Frequently Asked Questions About the e-rater® Technology

What is the technology used in the e-rater® engine?

The e-rater technology is an application of Natural Language Processing (NLP), a field of computer science and linguistics that uses computational methods to analyze characteristics of a text. Natural language processing methods support such burgeoning application areas as machine translation, speech recognition and information retrieval.

The e-rater engine uses NLP to identify features relevant to writing proficiency in training essays and their relationship with human scores. The resulting scoring model, which assigns weights to each observed feature, is stored offline in a database that can then be used to score new essays according to the same formula. The e-rater engine cannot read so it cannot evaluate essays the same way that human raters do. However, the features used in e-rater scoring have been developed to be as substantively meaningful as they can be, given the state of the art in natural language processing. They also have been developed to demonstrate strong reliability — often greater reliability than human raters themselves.

How often does the computer's score agree with the score of a faculty reader?

For tasks that are appropriate for the e-rater engine (essay-length writing tasks that are scored for writing quality rather than correctness of claims made in the response), agreement with human raters can be very strong. As Attali, Bridgeman & Trapani found in 2010, the e-rater engine's agreement with a human rater on the TOEFL® Independent and GRE® Issue tasks was higher than the agreement between two independent human raters.

Can the e-rater engine score hand-written essays?

No. The e-rater engine can only score essays that have been entered into the computer electronically.

What is an e-rater advisory?

The e-rater engine will generate an advisory if it has difficulty scoring or identifying some, or all, of the writing sample. Scores are reported with low confidence and summarized in a flagged message to the writer. Currently, the e-rater technology will flag essays that demonstrate a wide range of anomalous conditions, including excessive brevity, excessive length, significant repetition of material and responses determined to be off-topic.

What ETS products use the e-rater technology?

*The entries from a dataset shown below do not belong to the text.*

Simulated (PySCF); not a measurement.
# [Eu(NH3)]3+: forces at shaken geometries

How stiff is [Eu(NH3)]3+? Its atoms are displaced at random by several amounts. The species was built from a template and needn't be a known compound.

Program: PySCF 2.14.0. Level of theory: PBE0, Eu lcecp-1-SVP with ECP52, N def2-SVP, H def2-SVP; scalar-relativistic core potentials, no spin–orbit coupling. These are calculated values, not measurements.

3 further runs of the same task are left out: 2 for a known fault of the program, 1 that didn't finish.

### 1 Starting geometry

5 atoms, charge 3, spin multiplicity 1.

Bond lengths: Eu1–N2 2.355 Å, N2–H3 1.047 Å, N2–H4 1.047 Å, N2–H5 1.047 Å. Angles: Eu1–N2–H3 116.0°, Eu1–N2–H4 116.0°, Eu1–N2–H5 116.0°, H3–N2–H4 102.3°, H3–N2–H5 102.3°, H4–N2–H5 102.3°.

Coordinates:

The e-rater engine is currently used in high-stakes assessments, low-stakes practice tests and formative applications. The engine is used in conjunction with human raters to score the essay portions of the TOEFL and GRE tests. The low-stakes practice tests where it is used without human ratings include TOEFL Practice Online and GRE ScoreItNow!™. The Criterion® classroom writing evaluation software is the primary example of formative use, in which feedback is provided in addition to essay scores in order to help students improve their essays and deepen their understanding of writing fundamentals.